Chef Tracy Chang has a few loves:
Matcha Ice Cream.
And her dear pug, Pearl.
“She’s a kisser. She has smelly breath.”
So when it came time to name her restaurant, the only word that made sense was the Japanese word for Pug, Pagu.
I was thinking about the name and nothing stuck. I always had my pugs around to kind of inspire me. And I just realized, Oh, we should name it after the dogs. And then I thought Pagu. and it always makes me happy I never can be you know upset at pagu so it’s stuck.
And you’ll never be upset with a meal at Pagu.
Located in on Mass Ave in Cambridge, Pagu is a Spanish/Japanese tapas concept set in a sleek, stylish space with a beautiful bar, an open kitchen, and a comfortable dining room Tracy designed to make customers feel at home.
“Hopefully it’s like a warm embrace. It’s a lot of warm woods that are all naturally finished. And, you know, kind of all the artifacts here anything that you can touch, I’ve kind of taken the time and detail to pick out every single one. So I would hope that…it feels very homey, as I would have, you know, designed the extension of my living room, my kitchen.”
Tracey is no stranger to the restaurant industry, having grown up in her grandmother’s Japanese restaurant in Cambridge. And Now at her own place, she does a unique blend of east west cuisine.

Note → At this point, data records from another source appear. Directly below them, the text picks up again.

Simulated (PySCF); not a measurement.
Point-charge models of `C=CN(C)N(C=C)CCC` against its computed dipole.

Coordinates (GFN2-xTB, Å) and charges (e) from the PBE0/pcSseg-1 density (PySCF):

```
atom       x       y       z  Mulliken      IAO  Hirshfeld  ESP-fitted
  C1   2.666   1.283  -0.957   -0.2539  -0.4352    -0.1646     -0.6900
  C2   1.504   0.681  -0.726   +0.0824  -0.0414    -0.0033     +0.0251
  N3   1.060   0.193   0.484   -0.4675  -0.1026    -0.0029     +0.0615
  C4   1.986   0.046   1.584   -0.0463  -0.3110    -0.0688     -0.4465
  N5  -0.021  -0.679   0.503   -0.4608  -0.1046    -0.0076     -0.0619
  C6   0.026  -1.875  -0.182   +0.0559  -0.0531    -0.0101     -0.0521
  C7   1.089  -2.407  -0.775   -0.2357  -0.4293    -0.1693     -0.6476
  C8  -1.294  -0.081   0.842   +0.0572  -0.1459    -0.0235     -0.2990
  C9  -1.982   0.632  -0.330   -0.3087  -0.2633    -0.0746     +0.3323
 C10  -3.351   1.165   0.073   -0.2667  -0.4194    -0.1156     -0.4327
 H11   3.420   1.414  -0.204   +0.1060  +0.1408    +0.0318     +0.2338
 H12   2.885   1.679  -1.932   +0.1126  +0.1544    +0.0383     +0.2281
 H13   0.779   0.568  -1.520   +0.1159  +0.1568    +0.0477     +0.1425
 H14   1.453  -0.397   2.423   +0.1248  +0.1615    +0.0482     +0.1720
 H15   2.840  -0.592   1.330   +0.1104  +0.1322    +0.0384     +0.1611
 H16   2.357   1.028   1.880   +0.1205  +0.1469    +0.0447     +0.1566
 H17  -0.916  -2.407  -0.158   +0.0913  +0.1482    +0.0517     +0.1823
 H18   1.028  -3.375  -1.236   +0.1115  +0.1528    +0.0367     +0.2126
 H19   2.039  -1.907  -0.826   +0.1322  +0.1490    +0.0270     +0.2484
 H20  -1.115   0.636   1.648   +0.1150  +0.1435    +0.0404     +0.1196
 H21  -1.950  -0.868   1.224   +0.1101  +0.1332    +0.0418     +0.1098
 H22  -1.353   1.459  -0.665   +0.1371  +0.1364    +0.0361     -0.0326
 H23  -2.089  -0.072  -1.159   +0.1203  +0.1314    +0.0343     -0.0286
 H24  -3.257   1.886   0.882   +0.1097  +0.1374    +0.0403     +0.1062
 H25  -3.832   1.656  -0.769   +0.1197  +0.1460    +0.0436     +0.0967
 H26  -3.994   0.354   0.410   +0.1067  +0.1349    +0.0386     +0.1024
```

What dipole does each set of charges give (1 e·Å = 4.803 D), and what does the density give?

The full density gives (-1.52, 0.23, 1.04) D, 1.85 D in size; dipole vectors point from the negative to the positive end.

“So my background comes from cooking in Spain, as well as cooking Japanese food as a kid. So I combine those two passions and what you know, I like to eat selfishly. What I was cooking at home and decided to, you know, cook it in the space called Pagu.”
There are many tasty options on Pagu’s menu but nothing quite compares to the Cheesy Waffaletto. This gluten free snack is packed with smoked mozzarella and caramelized shallots is great as a bar snack or a starter.
“It’s crispy on the outside, nice and warm, creamy, melty cheese on the inside. And it tastes like bacon but there’s no bacon in it. That’s from the caramelize shallots and the smoke mozzarella that both add a lot of umami to the waffle.And you know, from two to six, you can get it for $1.”
Other apps include a curry crab croqueta served with a Peruvian pepper sauce.
And this super crispy version of patatas bravas made with hasselback potatoes so every bite is ultra crunchy.
But the bao section of starters is THE must try with an option for every palate.
“What we’re probably most known for is our bao. Sometimes it’s completely enclosed like a dumpling and other times, it’s kind of like a wallet shape, which is what we do. I say wallet because we’ve been made of squid ink one that’s. Jet Black. And it like people have taken out their wallets and been like, hey, this looks just like you know, the same size and kind of shape of my wallet.”
That squid ink bao is stuffed with a panko crusted oyster and purple cabbage for an Asian take on a po’ boy.
While the Green Pea bao is a great vegetarian option loaded with papaya salad and thai basil.
But the Pork Belly Bao is Tracey’s personal favorite.
“It’s what I grew up eating. It’s what you would find on the streets of Taiwan. It’s got braised pork belly,
Ours is packed full of star anise but because pork belly is like striaded there’s a fatty part, there’s the meaty part. And then you have the crunchiness the of the peanuts, the fried shallots, and then the crunchy pickled cucumbers. I think it’s great.”
You won’t go wrong if you order one of Pagu’s noodle dishes.
Whether you go for steamy Guchi’s Midnight Ramen topped with unctuous pork and a 6 minute egg.
Or this Asian twist on Cabonara called Ramenara.
“It’s a play on carbonara. I use ramen broth, jamon scraps from jamon Iberico with ramen broth, a nice creamy 62 degree egg and just mixed into you know, ramen noodles. So it’s essentially like a pasta I think it’s a must try at Pagu.”
Other entrees you must try include the Spanish style tortilla layered with onion and potato and topped with torched goat cheese. And the crispy crunchy Chicken Katsu.
“Chicken katsu is delicious. It’s fried chicken. Everyone needs fried chicken. It’s always breaded, perfectly fried in panko crumbs. We make our own aioli. We have crushed sesame seeds on top. And it’s just, it’s just so tender and juicy. When you just bite into chicken katsu. It’s like. you’re a kid again. Like you just Have all those feelings of snacking and like joy.”
There’s also Tracey’s childhood favorite: fried rice spiked with Taiwanese sausage, egg and peas….
And the delicate Cedar Campfire Black Cod. A feast for your mouth and your nose.
“This shows up to the table on fire. Maybe against Cambridge fire code a little bit. So people are excited to eat this dish because they can smell it just before it gets there. So I think it’s very enticing, kind of whets your appetite even before you dig into it.”
At dessert there’s the deliciously different smoked purple yam ice cream…
Or the nostalgic matcha soft serve, which Tracey simply can’t resist.
“When I see a giant ice cream cone, I get really excited when that ice cream cone has a green swirl on it. That means it’s going to be matcha soft serve.”
And with dishes this tasty, there’s no way you’ll need a doggy bag when you dine at Pagu.